Colorado voters face two competing transportation measures this November, and one of them has some education advocates worried.
Should Proposition 109, dubbed “Fix Our Damn Roads,” pass on Election Day, it would require the state to borrow up to $3.5 billion for transportation projects without any new taxes or fees to cover the cost. Paying that money back would cost an average of $260 million a year, state analysts said.
Since education and transportation often compete when the Colorado General Assembly writes the state budget, some worry that paying off debt from road projects could come at the expense of funding for education. In recent years, Republicans have felt that transportation got the short end of the stick, while education advocates continue to push for the restoration of funding that was cut during the Great Recession.
In 2018, the legislature increased base education spending by 7 percent but still fell $672 million short of a constitutional provision that requires spending on schools to go up by inflation plus population each year. The legislature also committed $495 million to transportation projects, but ongoing spending — $150 million next year and $50 million a year after that — was far less than Republicans originally wanted.
Now voters are being asked to weigh in. “More simply, this is a fight about how Colorado should spend its tax money,” Brian Eason wrote in the Colorado Sun.
Michael Fields, executive director of Colorado Rising Action, a conservative advocacy group, said Proposition 109 doesn’t present the dire trade-offs that some fear. He points to this most recent legislative session as an example, when lawmakers gave a lot more money to schools, roads, and the public pension system. Next year, the Trump administration’s tax cuts are expected to generate between $196 million and $340 million in additional state revenue.
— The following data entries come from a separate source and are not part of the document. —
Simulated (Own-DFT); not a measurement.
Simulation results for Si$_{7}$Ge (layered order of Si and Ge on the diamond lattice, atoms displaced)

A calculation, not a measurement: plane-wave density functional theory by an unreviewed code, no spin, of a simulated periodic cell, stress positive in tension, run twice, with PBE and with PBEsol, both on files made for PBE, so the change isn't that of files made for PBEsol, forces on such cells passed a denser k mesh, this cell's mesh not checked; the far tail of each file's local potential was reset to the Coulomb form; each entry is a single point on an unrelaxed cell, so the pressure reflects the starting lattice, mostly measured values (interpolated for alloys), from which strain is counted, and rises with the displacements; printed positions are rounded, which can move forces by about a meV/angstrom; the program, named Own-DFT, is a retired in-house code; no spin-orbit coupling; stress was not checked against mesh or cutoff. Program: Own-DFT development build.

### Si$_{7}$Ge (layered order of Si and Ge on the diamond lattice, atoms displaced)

“[Lawmakers] gave money to transportation and to education,” he said. “That’s the model going forward. The message from voters is clear: They want roads fixed and they want teachers paid more. And I think we can do both in the existing budget.”
The question isn’t so much what happens next year, but what happens during the next recession — or the next time the state hits its spending limits under the Taxpayer’s Bill of Rights. That constitutional provision requires voters to approve any tax increases and limits how much the state budget can grow each year. When Colorado takes in more money from a booming economy, it sometimes has to give that money back to taxpayers, meaning it’s not available for other programs.
But Colorado would still need to make its debt payments on transportation bonds.
“Without creating a new revenue stream, legislators would be forced to take money from education, health care, and early childhood to fund transportation initiatives,” policy analyst Samantha Espinoza wrote in a blog post for the advocacy group Colorado Children’s Campaign, which opposes Proposition 109. “Programs that support child development, like health care, education, and preschool will be among the first on the chopping block when the state budget takes a turn for the worse.”
The other transportation measure on the ballot, Proposition 110, would increase the state sales tax rate from 2.9 percent to 3.52 percent for 20 years. The money would be shared between the state and local governments, and 15 percent would be set aside for multimodal projects — bike, pedestrian, and transit infrastructure. It would allow the state to borrow up to $6 billion, with the sales tax revenue going to pay off the debt.
It’s not clear what happens if both transportation measures pass — Proposition 109 is polling well ahead of 110. Colorado voters have traditionally been wary of statewide taxes, but previously approved a long-term debt program for roads in 1999. For many conservatives, that $1.5 billion bond program remains a model for funding transportation infrastructure. Since the state finished paying off those bonds in 2016, most of the Colorado Department of Transportation’s $1.4 billion budget has gone to maintenance, with little left over for new projects. State transportation planners have a $9 billion priority wish list.
Also on the ballot this year: Amendment 73, a $1.6 billion tax increase for education, and Proposition 112, a measure that would push oil-and-gas activity much farther away from schools but that opponents predict would have major financial implications for state and school district budgets.